522 reviews326 followers
January 22, 2019
22 Jan. 2019 - Spent about 2 hours skimming this yesterday. Wonderful!
Great history of the political, entrepreneurial and technological issues of wireless technology development and government interference and control.

Tremendous detail, but also covers the bigger picture very well, on how transformative various inventions have been on our lives and how government has stopped or at least vastly slowed down much progress over the last 90 years or so.

Looking forward to reading the whole book.
Profile Image for Frank Stein.
1,095 reviews172 followers
December 5, 2018
In this eye-opening, if somewhat circuitous, book, Thomas Hazlett explains the lamentable history of the Federal Communication Commission (FCC), and its ceaseless and, yet, often futile, efforts to control the airwaves. Few other books I've read make such a strong case for property rights as against government control as the solution to the problems they describe.

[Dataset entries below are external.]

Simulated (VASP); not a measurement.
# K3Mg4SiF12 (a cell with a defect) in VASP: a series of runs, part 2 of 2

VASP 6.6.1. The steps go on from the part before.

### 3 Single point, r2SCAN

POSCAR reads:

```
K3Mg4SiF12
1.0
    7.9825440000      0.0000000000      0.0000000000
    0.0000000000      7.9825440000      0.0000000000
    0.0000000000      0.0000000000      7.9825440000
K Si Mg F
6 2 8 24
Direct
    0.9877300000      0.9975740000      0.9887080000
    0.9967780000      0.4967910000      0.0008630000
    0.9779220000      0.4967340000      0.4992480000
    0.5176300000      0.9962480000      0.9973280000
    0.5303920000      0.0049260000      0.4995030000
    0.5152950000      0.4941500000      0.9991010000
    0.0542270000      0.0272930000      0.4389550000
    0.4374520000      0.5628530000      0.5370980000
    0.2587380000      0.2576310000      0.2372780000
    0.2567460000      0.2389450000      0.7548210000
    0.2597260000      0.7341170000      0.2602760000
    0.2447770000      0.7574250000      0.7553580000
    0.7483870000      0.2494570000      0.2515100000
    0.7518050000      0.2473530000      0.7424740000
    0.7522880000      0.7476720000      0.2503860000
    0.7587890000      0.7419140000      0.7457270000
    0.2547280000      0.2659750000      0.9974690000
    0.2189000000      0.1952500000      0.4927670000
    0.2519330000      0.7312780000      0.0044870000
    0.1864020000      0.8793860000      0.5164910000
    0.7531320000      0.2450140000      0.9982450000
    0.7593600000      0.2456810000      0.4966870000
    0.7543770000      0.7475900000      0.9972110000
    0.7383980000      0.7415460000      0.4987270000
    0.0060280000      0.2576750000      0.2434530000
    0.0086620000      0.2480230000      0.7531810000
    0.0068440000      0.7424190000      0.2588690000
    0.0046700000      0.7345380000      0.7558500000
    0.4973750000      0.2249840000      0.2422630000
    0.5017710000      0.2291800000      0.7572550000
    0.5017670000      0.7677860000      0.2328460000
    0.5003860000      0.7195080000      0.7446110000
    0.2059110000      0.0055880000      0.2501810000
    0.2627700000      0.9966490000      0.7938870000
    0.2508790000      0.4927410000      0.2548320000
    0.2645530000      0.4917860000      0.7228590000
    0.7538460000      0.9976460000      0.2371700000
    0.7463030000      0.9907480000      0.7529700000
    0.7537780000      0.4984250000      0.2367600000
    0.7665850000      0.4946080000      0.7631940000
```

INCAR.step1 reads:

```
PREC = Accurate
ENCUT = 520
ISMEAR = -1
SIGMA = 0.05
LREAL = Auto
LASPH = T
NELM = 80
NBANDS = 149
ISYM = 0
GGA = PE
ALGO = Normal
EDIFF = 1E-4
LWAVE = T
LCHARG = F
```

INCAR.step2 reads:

First, Hazlett attacks the myth that the FCC (and its predecessor, the Federal Radio Commission) was a necessity due to overcrowded airwaves. In fact, the earlier Radio Act of 1912 allowed any broadcasting radio to effectively claim property rights for the local spectrum they used, and these "priority in use" rights were enforced by the courts and only registered by the Commerce Department. It was only when the Commerce Secretary Herbert Hoover in 1926 refused to appeal a local court ruling saying that the Department could not enforce the property rights of stations, that temporary chaos resulted, and Hoover and Senator Clarence Dill then created the first Radio Commission in 1927. Immediately the new Commission refused to expand the AM band from its 550 to 1500 kHZ range (when it the Commerce Department had expanded it twice to 1924), it forced some 70 stations out of 164 large stations off the air to limit competition, cut the number of college and non-profit broadcasters by 2/3s, and immediately started censoring "propaganda stations," by limiting them to daytime only operations or refusing to renew their licenses. The censored stations ranged from a Eugene Debs-inspired socialist station in New York to a Chicago Federation of Labor station, to, later, a Father Coughlin right-wing anti-Roosevelt station. Shows on radio and TV were carefully censored for decades for fear of offending the government (the Smothers Brothers comedy show was canceled in 1969 when they mocked the head of the Senate Commerce Committee, which had oversight power over the FCC).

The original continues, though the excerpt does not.